Have you ever had one of those days when an overwhelming feeling of dread looms in the distance like the low pressure of a coming storm? You can’t put your finger on it, but you wear it like a piece of heavy jewelry…the kind that leaves a nasty green ring around your wrist.
I have no real reason to feel anxiety. I’m not in the path of a hurricane. I didn’t feel the rumblings of a powerful earthquake. I simply had an argument with my husband. It wasn’t a huge fight in the grand scheme of things, but it upset me just the same.
I mean, do I really expect every day to be happiness and joy? Do I somehow think life won’t poke its dirty little finger into my face from time to time to drag my smile into a frown? I guess I expect perfection, but let’s face it, perfection is unattainable. I tell my husband that every time he shakes his head at my disastrous cooking or my inability to linger in the bright sunlight on a hot day.
It’s true. I’m far from perfect. But I still look at the world through rose colored glasses. I refuse to see the cup half empty. I relentlessly seek out the slightest drop of positive in every ounce of negative. I laugh at disaster and spontaneously burst into song while feeding the dogs or doing my laundry. I’m the girl who turns every minute of my life into a Rodgers and Hammerstein musical.
So why the hell do I feel like I just discovered I’m allergic to chocolate?

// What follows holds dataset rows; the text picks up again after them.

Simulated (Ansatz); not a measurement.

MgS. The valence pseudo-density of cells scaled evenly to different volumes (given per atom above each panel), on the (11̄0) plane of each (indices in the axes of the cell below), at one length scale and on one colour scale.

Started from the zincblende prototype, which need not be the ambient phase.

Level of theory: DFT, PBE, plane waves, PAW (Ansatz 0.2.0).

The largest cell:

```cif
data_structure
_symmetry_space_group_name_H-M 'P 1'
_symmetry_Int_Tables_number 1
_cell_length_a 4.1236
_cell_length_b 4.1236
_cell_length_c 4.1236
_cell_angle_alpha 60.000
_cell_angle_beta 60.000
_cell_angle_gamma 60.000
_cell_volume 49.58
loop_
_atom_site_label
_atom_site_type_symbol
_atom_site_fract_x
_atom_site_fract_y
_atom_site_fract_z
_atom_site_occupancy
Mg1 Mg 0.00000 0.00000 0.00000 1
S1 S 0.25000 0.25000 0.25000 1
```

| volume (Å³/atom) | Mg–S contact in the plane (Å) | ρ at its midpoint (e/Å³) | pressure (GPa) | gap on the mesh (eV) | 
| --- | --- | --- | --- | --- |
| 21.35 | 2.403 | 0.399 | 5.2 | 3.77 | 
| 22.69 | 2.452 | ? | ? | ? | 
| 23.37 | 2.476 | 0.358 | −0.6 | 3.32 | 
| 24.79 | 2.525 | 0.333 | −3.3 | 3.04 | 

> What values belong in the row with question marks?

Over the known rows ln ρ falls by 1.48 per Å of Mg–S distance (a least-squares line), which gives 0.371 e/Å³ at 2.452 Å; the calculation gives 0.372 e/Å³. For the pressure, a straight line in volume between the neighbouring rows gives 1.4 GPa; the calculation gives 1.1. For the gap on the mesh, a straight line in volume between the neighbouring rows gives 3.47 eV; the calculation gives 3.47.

Thank God it's not that bad! In fact, I’ve sent my son to the store for an emergency supply of chocolate. I told him to make sure it has lots of nuts in it, because I subscribe to the notion that you are what you eat. And I need to get back to being a just little bit nuts. It suits me much better than the portrait of a sad faced girl.
Who knows…maybe I’ll toss down a wine cooler and watch an old Godzilla movie while I wax something. Stranger things have happened.